This post isn’t about my theories. It should not take an abnormal conceptual effort to reject the proposition that “there are many worlds, but no particular number of them”. It is, on the face of it, illogical, like a round square. It doesn’t express a coherent idea. Should we spend time thinking about the possibility that true things are also false, or that reality is an elephant, or that time is actually running backwards? Maybe it’s a good cognitive workout to think about such things, and just maybe, on a very rare occasion, nonsense will turn out to be sense. But hopefully you can see my point—that this dispute is on a different level from a dispute over whether it’s reasonable to believe that there are other worlds, ten dimensions, disembodied souls, and other such hypotheses. Those hypotheses may be strange, but they are unquestionably logically well-formed. They have a meaning.
The same can not be said for “no definite number of worlds”. If something exists, it can be counted (or given a cardinality, if it is infinite). The defense of vagueness about branches rests on analogies like the ink blot, but it’s a false analogy, because the ink blot is “created” by perception, by definition, or by a rule. This is why I engaged in my speculative psychoanalysis about the imperial ego of the abstract theorist, who creates a map of reality which remains unfolded before their mind’s eye, and who never gets around to considering whether the correctness of the map is consistent with the fact of their own existence.
The existence of the world (the existence of “a” world, the existence of “this world”) is not a matter of definition, it is an elemental fact, and you can’t treat its existence as resulting from the mere mental projection of a boundary onto an underlying continuum. If your underlying-continuum theory of reality doesn’t contain objectively distinct structures, one of which corresponds to observed reality, then that is a problem for your theory, it’s not a revelation about reality.

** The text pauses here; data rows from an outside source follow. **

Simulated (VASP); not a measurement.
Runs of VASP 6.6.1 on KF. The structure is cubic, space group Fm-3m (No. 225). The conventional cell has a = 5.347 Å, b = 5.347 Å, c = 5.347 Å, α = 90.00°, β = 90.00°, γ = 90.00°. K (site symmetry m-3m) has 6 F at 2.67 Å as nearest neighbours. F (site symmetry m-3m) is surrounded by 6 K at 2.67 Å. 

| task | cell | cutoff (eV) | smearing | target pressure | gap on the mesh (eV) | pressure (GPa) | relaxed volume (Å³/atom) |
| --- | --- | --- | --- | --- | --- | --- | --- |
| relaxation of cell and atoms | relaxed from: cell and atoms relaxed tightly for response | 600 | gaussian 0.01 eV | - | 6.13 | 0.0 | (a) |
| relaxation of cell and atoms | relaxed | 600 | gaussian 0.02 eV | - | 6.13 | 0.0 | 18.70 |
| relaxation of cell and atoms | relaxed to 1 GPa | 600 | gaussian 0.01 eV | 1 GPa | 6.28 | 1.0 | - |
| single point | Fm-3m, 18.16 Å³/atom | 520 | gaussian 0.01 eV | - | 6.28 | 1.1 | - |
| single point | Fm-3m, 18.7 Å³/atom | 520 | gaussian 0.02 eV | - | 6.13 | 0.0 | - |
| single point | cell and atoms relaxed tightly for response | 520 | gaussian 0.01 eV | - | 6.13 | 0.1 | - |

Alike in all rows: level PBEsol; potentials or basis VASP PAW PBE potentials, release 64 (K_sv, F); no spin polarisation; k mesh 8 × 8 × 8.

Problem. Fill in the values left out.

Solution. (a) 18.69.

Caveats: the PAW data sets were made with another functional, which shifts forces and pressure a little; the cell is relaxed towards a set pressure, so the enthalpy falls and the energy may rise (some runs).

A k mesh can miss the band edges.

you have never in all your posts and comments addressed the fact that all the issues with probability and personal identity in Many Worlds can apply to classical systems too
In fact I have, but perhaps not recently. This very same reasoning also invalidates various attempts to be vague about the number of selves, or to have fractionally existing selves; but that is another unpopular conclusion (unpopular on LW), and one which perhaps experiences even more resistance than the argument against vagueness about worlds.
This is an interesting discussion, but this claim struck me as odd:
If something exists, it can be counted (or given a cardinality, if it is infinite).
This seems like an open philosophical question. Clearly you are a finitist of some sort, but as far as I know it hasn’t been empirically verified that real numbers don’t exist. Certainly continuous functions are widely employed in physics, but whether all of physics can be cast into a finitist framework is an open question last I checked.
So your assertion above doesn’t seem firmly justified, as uncountable entities could exist. I have no informed opinion as to whether worlds must be countable or can be uncountable. It certainly seems like they ought to be countable, since the total number of particle configurations in the universe at any given moment in time seems finite, but that’s just an uneducated guess.
I am not a finitist. There are cardinals for uncountable sets. I was objecting to people who say things like (page 16) “how many worlds there are” is a “non-question”.
This post isn’t about my theories. It should not take an abnormal conceptual effort to reject the proposition that “there are many worlds, but no particular number of them”. It is, on the face of it, illogical, like a round square. It doesn’t express a coherent idea. Should we spend time thinking about the possibility that true things are also false, or that reality is an elephant, or that time is actually running backwards? Maybe it’s a good cognitive workout to think about such things, and just maybe, on a very rare occasion, nonsense will turn out to be sense. But hopefully you can see my point—that this dispute is on a different level from a dispute over whether it’s reasonable to believe that there are other worlds, ten dimensions, disembodied souls, and other such hypotheses. Those hypotheses may be strange, but they are unquestionably logically well-formed. They have a meaning.
The same can not be said for “no definite number of worlds”. If something exists, it can be counted (or given a cardinality, if it is infinite). The defense of vagueness about branches rests on analogies like the ink blot, but it’s a false analogy, because the ink blot is “created” by perception, by definition, or by a rule. This is why I engaged in my speculative psychoanalysis about the imperial ego of the abstract theorist, who creates a map of reality which remains unfolded before their mind’s eye, and who never gets around to considering whether the correctness of the map is consistent with the fact of their own existence.
The existence of the world (the existence of “a” world, the existence of “this world”) is not a matter of definition, it is an elemental fact, and you can’t treat its existence as resulting from the mere mental projection of a boundary onto an underlying continuum. If your underlying-continuum theory of reality doesn’t contain objectively distinct structures, one of which corresponds to observed reality, then that is a problem for your theory, it’s not a revelation about reality.
In fact I have, but perhaps not recently. This very same reasoning also invalidates various attempts to be vague about the number of selves, or to have fractionally existing selves; but that is another unpopular conclusion (unpopular on LW), and one which perhaps experiences even more resistance than the argument against vagueness about worlds.
This is an interesting discussion, but this claim struck me as odd:
This seems like an open philosophical question. Clearly you are a finitist of some sort, but as far as I know it hasn’t been empirically verified that real numbers don’t exist. Certainly continuous functions are widely employed in physics, but whether all of physics can be cast into a finitist framework is an open question last I checked.
So your assertion above doesn’t seem firmly justified, as uncountable entities could exist. I have no informed opinion as to whether worlds must be countable or can be uncountable. It certainly seems like they ought to be countable, since the total number of particle configurations in the universe at any given moment in time seems finite, but that’s just an uneducated guess.
I am not a finitist. There are cardinals for uncountable sets. I was objecting to people who say things like (page 16) “how many worlds there are” is a “non-question”.